Little is known of Eusebius' youth. He was probably born around A.D. 260, though the exact date and place are not certain. He may have come from a family of some influence as he was released after a short imprisonment during the Diocletian's persecutions, persecutions in which his friend Pamphilius and other companions were martyred. Eusebius was acquainted with the Priest Dorotheus in Antioch, who may have given him exegetical instruction. By 296 he was in Palestine, where he first saw Constantine when Constantine visited Palestine with Diocletian. Eusebius was in Caesarea when Agapius was its bishop. His friendship with Pamphilius of Caesarea was a close one. With him he studied Holy Scripture using as an aid Origen's ‘'Hexapla and other commentaries that Pamphilius had collected in his library.
However, their friendship was cut short when Pamphilius was arrested in 307 and martyred in 309. It is assumed, as the persecutions relaxed, that Eusebius succeeded Pamphilius as head of his school and may have been ordained to the priesthood during this time. He was already consecrated a bishop by 315 when he took part in the dedication of a new basilica in Tyre. He had succeeded Agapius as bishop of Caesarea Palaestina. The next that is known of Eusebius is when he participated, as a prominent member, in the Council of Nicea. He was not naturally a spiritual leader or theologian. Nevertheless, as a very learned man and a famous author who enjoyed the special favor of the emperor, he came to the fore among the 300 members of the council. The confession which he proposed became the basis of the Nicene Creed.

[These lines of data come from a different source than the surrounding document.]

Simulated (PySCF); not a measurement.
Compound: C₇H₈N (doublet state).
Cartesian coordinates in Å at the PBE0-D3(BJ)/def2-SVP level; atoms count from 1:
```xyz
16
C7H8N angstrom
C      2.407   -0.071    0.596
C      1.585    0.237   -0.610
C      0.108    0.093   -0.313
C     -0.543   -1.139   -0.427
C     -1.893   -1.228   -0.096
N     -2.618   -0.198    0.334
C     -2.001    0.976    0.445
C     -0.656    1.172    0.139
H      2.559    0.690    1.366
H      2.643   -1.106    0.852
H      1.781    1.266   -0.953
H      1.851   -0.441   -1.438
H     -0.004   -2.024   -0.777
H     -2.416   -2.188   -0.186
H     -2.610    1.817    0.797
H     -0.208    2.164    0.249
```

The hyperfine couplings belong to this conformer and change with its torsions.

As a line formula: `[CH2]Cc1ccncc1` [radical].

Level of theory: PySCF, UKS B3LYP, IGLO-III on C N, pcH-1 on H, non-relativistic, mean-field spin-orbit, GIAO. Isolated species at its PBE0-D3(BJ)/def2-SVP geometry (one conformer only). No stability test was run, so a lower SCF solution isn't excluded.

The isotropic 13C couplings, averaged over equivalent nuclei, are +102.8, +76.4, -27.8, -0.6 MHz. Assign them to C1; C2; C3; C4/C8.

Eusebius was involved in the Arian controversies. For instance, he disputed with Eustathius of Antioch, who opposed the growing influence of Origen and his practice of an allegorical exegesis of scripture and saw in Origen's theology the roots of Arianism. Eusebius, an admirer of Origen, was reproached by Eustathius for deviating from the Nicene faith. Eustathius in turn was charged with Sabellianism. Eustathius was accused, condemned, and deposed at a council in Antioch. While the people of Antioch rebelled against this action, the anti-Eustathians proposed Eusebius as the new bishop, but he declined.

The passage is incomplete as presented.